Although their scores appeared to be correctly updated in their Blackboard grade book, the AJM output informing them that their old score was better than their new score was incorrect.
A BACK button should be provided to go back to test submission
The interface was considered inadequate. The students expected a GUI and suggested that error messages could be displayed in red. This, of course, is viewed in light of the points raised below concerning the use of AJM as a self -assessment tool.
Evaluation Criteria 2(a) Educational Objectives
The most interesting feedback related to the use of the AJM as a formative or summative assessment tool. All students said that they thought it was well worth using as a self-assessment tool to help them progress. They could see "little point" in using it as a summative tool which perhaps would provide little feedback. They did agree, however, that if it enabled lecturers to set fortnightly summative assessments, then attendance would probably improve greatly. The focus group (all good attendees) would not like such regular summative assessment and said that they thought that lecturers did not understand how stressful this kind of relentless assessment could be for a conscientious student.
All students said that they would use the AJM as a means of self assessment after each week’s lab exercises. They thought it would be useful and motivating to be able to check their progress in this way. It would also provide an alternative way of getting feedback and help when lab tutors were busy. One student said that in the first year he had often felt “too silly” to ask his tutor for help with a simple problem and would have appreciated an alternative source of help.
Evaluation Criteria 3 Assessment Design
All students felt that the ArrayStack test provided a reasonable level of information and support regarding errors in the ArrayStack class they had submitted, but also that this could be improved. They found the feedback relating to exception handling was confusing as it was unclear why they gained a mark if an IllegalStateException was thrown but did not gain a mark if an ArrayIndexOutOfBoundsException was thrown.
There was no information provided for classes that did not compile other than a message “Your class did not compile”. The students would have liked, at least, to see the error messages produced by the compiler itself.
As a means of summative assessment, the students thought that it could only be used in closed book conditions. Due to the nature of the assessment, all submissions would be very similar and there would be opportunities for plagiarism.
(b) Evaluation by academic staff at De Montfort University
Evaluation Criteria 1 Ease of Use
(a) Using the system
Some of the points raised by academic staff were similar to those identified by the students. Navigation through the system would be improved by an OK or BACK button allowing return from viewing the grade book.
When a score had been improved, a contradictory message stating otherwise was sometimes displayed.
The grade book recorded an attempt at the ArrayStack exercise as an attempt at the StoreCard exercise.
Some errors appeared to cause an infinite loop which could present a serious problem in a time-constrained test.
At first, it appeared that the grade book was not being updated after an improved attempt. In fact, this was done but there was a time delay between submission of the test and the update of the grade book.
Staff liked the immediate feedback provided by the system.
(b) Preparing the content
Producing the tests proved to be quite time-consuming. If the testing were an integral part of the module assessment, rather than in addition to existing assessment, then this could still be considered an efficient use of lecturer time as the preparation time would be compensated for by the automatic marking. Some staff commented that to invest such an amount of time to produce a bank of tests for a particular module would require a guarantee that the module would run for more than one year.

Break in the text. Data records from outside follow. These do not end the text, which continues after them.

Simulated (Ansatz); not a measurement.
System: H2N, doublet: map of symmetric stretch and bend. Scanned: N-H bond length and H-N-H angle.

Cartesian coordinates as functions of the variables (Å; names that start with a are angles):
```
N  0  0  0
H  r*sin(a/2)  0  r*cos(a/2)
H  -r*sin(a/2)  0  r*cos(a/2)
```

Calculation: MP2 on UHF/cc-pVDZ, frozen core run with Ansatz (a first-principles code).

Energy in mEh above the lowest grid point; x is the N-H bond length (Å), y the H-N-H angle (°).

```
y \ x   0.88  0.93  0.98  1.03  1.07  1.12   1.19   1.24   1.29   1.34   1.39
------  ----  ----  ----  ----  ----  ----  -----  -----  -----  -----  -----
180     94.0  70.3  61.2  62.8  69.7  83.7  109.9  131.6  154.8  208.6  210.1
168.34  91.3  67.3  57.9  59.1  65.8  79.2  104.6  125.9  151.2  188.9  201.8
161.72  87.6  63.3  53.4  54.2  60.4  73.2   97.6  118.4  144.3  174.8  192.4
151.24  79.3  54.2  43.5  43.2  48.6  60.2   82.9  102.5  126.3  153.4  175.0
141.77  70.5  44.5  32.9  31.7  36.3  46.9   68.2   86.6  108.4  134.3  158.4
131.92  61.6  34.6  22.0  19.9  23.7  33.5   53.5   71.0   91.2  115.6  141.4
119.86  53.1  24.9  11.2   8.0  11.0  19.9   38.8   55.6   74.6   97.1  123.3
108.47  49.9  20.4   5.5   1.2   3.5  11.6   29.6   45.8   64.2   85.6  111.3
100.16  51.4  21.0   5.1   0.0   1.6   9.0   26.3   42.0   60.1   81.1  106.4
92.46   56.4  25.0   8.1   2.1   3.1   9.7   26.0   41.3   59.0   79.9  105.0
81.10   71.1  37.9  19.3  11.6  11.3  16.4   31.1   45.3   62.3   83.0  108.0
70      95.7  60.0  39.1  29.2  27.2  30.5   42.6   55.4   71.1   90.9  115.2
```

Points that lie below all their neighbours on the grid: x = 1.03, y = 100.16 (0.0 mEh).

The most effective investment would be to develop a set of test classes that are based on core knowledge requirements for first year modules. Classes such as StoreCard would fall into this category. However, the time overhead to produce more complex test classes such as the ArrayStack may be prohibitive. The ArrayStack test itself had serious limitations. Semantics were not detected correctly and some of the feedback was nonsensical or not correct. When developing the test classes, providing correct and useful feedback proved to be more time-consuming than assessment and scoring.
Evaluation Criteria 2 Educational Objectives
(a) Features that may improve learning e.g. feedback, help with errors, opportunities for self-assessment and measurement of progress
The AJM could have potential to provide more enjoyable self-assessment opportunities for students. This could be a motivating factor but may also prove frustrating if progress was not being made. As a learning tool, it lacks the personal contact of a traditional tutorial or lab session with a tutor. If being used for self-assessment, students should be encouraged to also seek help from their tutor. Perhaps the tutor could also be alerted that a student needed help.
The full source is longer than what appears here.